According to the Intercept, “The individuals appear on an NSA spreadsheet in the Snowden archives called “FISA recap”—short for the Foreign Intelligence Surveillance Act. Under that law, the Justice Department must convince a judge with the top-secret Foreign Intelligence Surveillance Court that there is probable cause to believe that American targets are not only agents of an international terrorist organization or other foreign power, but also “are or may be” engaged in or abetting espionage, sabotage, or terrorism. The authorizations must be renewed by the court, usually every 90 days for U.S. citizens.”
These e-mail addresses were among 7,485 others belonging to foreigners with ties to Al Qaeda, Hamas and Hezbollah.

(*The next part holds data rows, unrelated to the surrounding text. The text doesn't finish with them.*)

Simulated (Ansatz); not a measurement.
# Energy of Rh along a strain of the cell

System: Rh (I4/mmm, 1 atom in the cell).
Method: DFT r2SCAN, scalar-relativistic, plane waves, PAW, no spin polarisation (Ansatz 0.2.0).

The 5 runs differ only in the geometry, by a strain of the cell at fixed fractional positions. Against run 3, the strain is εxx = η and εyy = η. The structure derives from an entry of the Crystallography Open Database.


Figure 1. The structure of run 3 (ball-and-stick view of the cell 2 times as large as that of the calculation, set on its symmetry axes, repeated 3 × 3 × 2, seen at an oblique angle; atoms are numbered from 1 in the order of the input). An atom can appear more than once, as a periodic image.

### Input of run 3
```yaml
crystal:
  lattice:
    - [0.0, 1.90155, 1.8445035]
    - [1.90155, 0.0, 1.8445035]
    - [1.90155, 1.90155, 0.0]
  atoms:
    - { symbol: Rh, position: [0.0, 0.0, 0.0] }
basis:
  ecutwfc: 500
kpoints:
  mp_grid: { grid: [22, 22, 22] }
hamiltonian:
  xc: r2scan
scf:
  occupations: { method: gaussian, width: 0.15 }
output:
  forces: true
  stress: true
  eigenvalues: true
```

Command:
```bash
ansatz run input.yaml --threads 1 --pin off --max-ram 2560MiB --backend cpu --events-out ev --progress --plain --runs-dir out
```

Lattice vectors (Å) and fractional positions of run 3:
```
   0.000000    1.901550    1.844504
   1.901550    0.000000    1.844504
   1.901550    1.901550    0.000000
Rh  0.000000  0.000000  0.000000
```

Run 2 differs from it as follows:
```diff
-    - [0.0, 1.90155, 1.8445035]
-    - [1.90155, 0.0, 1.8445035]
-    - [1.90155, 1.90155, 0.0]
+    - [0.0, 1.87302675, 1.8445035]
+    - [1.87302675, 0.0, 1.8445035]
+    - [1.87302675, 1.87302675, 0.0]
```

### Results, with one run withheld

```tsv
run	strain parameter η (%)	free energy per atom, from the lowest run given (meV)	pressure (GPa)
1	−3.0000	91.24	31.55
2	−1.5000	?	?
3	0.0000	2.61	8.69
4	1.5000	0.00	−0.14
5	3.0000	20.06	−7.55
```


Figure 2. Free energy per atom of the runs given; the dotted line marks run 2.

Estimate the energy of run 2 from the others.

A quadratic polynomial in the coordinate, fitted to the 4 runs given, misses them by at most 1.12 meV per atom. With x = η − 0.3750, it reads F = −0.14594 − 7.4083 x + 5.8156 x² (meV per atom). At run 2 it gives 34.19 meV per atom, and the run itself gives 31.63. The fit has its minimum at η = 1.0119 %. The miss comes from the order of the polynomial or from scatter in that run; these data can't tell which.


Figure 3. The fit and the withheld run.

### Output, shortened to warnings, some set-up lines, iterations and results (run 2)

“The five Americans whose email accounts were monitored by the NSA and FBI have all led highly public, outwardly exemplary lives. All five vehemently deny any involvement in terrorism or espionage, and none advocates violent jihad or is known to have been implicated in any crime, despite years of intense scrutiny by the government and the press,” wrote Greenwald and Murtaza Hussain.
“I just don’t know why,” Gill told the Intercept. Gill’s AOL and Yahoo! email accounts were monitored while he was a Republican candidate for the Virginia House of Delegates. “I’ve done everything in my life to be patriotic. I served in the Navy, served in the government, was active in my community—I’ve done everything that a good citizen, in my opinion, should do.”